[PATCH 6/6 v2] libdl/rtl-obj.c: synchronize cache after code relocation.

Thu Jul 21 01:23:30 UTC 2016

Hello Chris,

On Thursday 21 of July 2016 00:22:30 Chris Johns wrote:
> On 20/07/2016 18:55, Pavel Pisa wrote:
> >  From be993a950be6c382b70609bcbc38be9bd161e1d4 Mon Sep 17 00:00:00 2001
> > Message-Id:
> > <be993a950be6c382b70609bcbc38be9bd161e1d4.1469004576.git.pisa at cmp.felk.cv
> >ut.cz> From: Pavel Pisa <pisa at cmp.felk.cvut.cz>
> > Date: Wed, 20 Jul 2016 10:49:19 +0200
> > Subject: [PATCH] libdl/rtl-obj.c: synchronize cache after code
> > relocation. To: rtems-devel at rtems.org
> >
> > Memory content changes caused by relocation has to be
> > propagated to memory/cache level which is used/snooped
> > during instruction cache fill.
>
> This looks fine to me.
>
> Does this close https://devel.rtems.org/ticket/2438?
>
> If it does could "Closes #2438" please be added to the commit comment.

I have added Trac tag.

Testing on Zynq should be done as well and if there is
problem still then ticket should be reopened or new
added.

Change has been tested on RPi1 and RPi2. There are many variant
of possible integration of ARM cores even for single CPU
marking variant.

It seems that RPi2 Cortex-A7 includes multiprocessing
extension which should work such way that it is enough
to clean only instruction cache and prefetch buffer
by virtual address range. Invalidation should be propagated
to other cores. Then new fill of instruction caches
causes snoops over all CPUs so it is not required to
flush data cache(s). The observation on RPi2 on UP
build confirms this kind of integration because
even data cache flushing before relocation worked on RPi2.
Actual default implementation of
rtems_cache_instruction_sync_after_code_change()
flushes not only instruction cache but even all levels
of data cache by virtual address ranges.
The behavior can be optimized in cache_.h by specifying

  #define  CPU_CACHE_SUPPORT_PROVIDES_INSTRUCTION_SYNC_FUNCTION 1

and providing optimized  _CPU_cache_instruction_sync_after_code_change()
which does not need to flush data cache at all for this Cortex-A
scenario.

If multiprocessing extension is not implemented then flush
of instruction cache and the first level of data is required
on Cortex-A even on uniprocessor system. Flush to the level
of inner level or level of unification is required on such
Cortex-A variants.

The RPi1 ARMv6 seems to not snoop data cache so the flush
of the first data cache level is required and if not done
after relocation then instruction opcodes are read OK but
relocated target addresses are not seen. So I and D L1
cache flush is required and the need has been observed.
On theother hand, L1 flush is enough so some limited
flush version can be more efficient.

But actual default code is OK even that it does too deep
flushes.

The behavior it is my interpretation of ARM documents
but I have not found some clean table which compares all
ARM architectures levels and variants and specify which CP15
instructions are supported for each variant and which
caches are snooped under which conditions. Architecture
manuals have many IMPLEMENTATION DEFINED or IF MULTIPROCESSOR
EXTENSION etc statements so it is far from beeing 100% clear
to me.

As for the code, it should be enough if there is no other
executable section, code or trampoline generated in some
of omitted sections or elsewhere.

I consider, that next mask covers all potential code sections

  RTEMS_RTL_OBJ_SECT_TEXT | RTEMS_RTL_OBJ_SECT_CONST |
  RTEMS_RTL_OBJ_SECT_DATA | RTEMS_RTL_OBJ_SECT_BSS |
  RTEMS_RTL_OBJ_SECT_EXEC;

Problem arises if relocation changes code out of list
of sections of given object. So if you load object and
that object added symbols results in relocation of code
in other object which load and rtems_rtl_obj_synchronize_cache()
has already been called then there is a problem.

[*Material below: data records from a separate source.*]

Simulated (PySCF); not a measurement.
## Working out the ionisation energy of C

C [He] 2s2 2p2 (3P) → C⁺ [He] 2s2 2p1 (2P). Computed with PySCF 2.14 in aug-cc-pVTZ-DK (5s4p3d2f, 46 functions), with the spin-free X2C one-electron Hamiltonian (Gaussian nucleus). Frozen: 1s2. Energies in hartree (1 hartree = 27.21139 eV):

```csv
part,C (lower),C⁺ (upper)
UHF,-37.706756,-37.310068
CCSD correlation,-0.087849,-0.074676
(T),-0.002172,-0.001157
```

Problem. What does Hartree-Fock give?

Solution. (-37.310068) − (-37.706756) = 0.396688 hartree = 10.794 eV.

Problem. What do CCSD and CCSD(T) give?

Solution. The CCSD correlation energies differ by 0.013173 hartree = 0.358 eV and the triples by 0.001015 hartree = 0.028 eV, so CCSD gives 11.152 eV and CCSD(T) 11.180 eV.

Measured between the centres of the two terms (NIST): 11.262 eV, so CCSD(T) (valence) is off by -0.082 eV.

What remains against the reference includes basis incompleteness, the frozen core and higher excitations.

So if there can be relocations which go outside of actual
obj section list then there should be flush of these
code updates.

So if I think more about the patch then it is possible
to revert this patch, use original flush after section
loads but add flush in each relocation operation modifying
code.

Even if such approach is decided as the next step then
I would suggest to to leave rtems_rtl_obj_synchronize_cache()
there as alternative option.

So at the end, I am not sure now when I think more about
that after code pushing.

On the other hand even if flush is done after each record
relocation then newly loaded object final flush by sections not
text, data, bss can be better that long alignment gaps
or nonstandard layout is flush right.

But is is possible that some more flushes need to be added
load of new object can lead to update in previous one
or mutual objects dependency is solved such way,
that one object is loaded, rtems_rtl_obj_synchronize_cache()
called, unresolved symbols are left open, then next object is
loaded, previously missing symbols are resolved, previous object
code relocation is updated, the second object relocation is done
and rtems_rtl_obj_synchronize_cache() is then done only for the
second object. It would work OK on Cortex-A7 with SMP extension
but it is not generally correct with actual implementation.

If described scenario is possible by RTL.

Best wishes,

               Pavel